Have a well-stocked pantry.

The first step is having stuff in your pantry. Obviously, it would be extremely easy to adapt a recipe if your pantry looks like a Whole Foods, but a well-stocked pantry doesn’t have to mean hoarding products. Your pantry can be pared down, as long as you have the right kinds of things.

The way we approach a well-stocked pantry is by thinking of items in categories and figuring out how they might be interchangeable. Here are the shelf-stable pantry staples we always have around, and you’ll notice that’s how we’ve structured it. Instead of calling for olives and capers, for example, think of them in the umbrella of “briny things” and try to always have one or the other since a pasta recipe that calls for olives will probably also work with capers. Stock your pantry with a couple of options for each category, whether that category is “dried pastas,” “legumey stuff,” or “grainy boys.”

If we have those goodies on the shelf, then we can buy fresh vegetables, meat, eggs, dairy, and whatever else calls to us at the grocery store, and we know that we can at least turn it all into something to keep us going.

Think about what each ingredient in a recipe adds to the dish.
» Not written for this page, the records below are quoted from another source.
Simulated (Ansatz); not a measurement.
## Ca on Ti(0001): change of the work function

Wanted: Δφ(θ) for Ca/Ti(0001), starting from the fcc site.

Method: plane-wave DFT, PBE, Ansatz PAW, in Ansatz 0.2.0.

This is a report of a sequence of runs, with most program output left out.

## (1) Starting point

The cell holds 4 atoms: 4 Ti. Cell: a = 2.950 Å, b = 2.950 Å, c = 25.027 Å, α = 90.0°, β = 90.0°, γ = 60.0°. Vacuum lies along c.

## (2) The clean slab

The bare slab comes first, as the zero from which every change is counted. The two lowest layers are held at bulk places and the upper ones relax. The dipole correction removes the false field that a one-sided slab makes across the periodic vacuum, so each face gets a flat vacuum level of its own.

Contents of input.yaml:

Thinking of ingredients in categories is helpful because it lets you figure out shared qualities and make swaps from there. Let’s break down this pantry pasta, for example. We called for: panko bread crumbs, olive oil, salt and pepper, a red onion, chili flakes, garlic cloves, capers, anchovies, linguine, parsley, and lemon. Don’t have those things? Great! You can still make it work.

The absolute essentials in this recipe are some type of pasta, oil, and salt and pepper. Everything else is open to interpretation because it’s a pantry pasta, after all, and everyone’s pantry’s a little different. (Even “pasta” is a flexible word, and if you used ramen noodles sans flavor packet, not even God would judge you.)

Here’s how to make this recipe work for you, instead of the reverse. Garlic and onion add lots of flavor, but without them, you’ve still got a meal—ever heard of cacio e pepe? Chili flakes add heat, and lemon adds acidity, so without them, the flavor will be simpler. Capers and anchovies make it salty and savory, but you can replace them with other salty, savory things, like pieces of bacon, or olives. Parsley adds freshness, but so will most other herbs, and let’s be real, they’re also there because it looks nice. Panko breadcrumbs make the texture more interesting, but so would regular breadcrumbs or even nuts.

Think about why each ingredient is in the dish, and you can figure out what can be replaced and what can even be cut out entirely. For example: This is a tuna melt casserole. Even if you don’t have mushrooms, as the recipe lists, you’ll still get the general idea, and toppings like a salty everything bagel seasoning are basically always a suggestion, anyway. Live a little and crumble potato chips on top, if that’s what you’ve got!

Some ingredients can be approximated.

Veggie and chicken stock, for example, are really just salty, flavorful water, so if all else fails, replacing them with salted water is totally fine, too. (No salt? Well, you should probably go to the store soon, but adding a few dashes of soy sauce—which we’re assuming you’ve got from take-out orders—to water in desperation would also work.) Grains like quinoa, barley, or farro can all be swapped in for one another, since who can really tell the difference? Most beans are basically interchangeable—though since black beans are black, they’ll change the color of your dish more than a great northern bean will. But chickpeas and cannellini beans will function and look pretty similar.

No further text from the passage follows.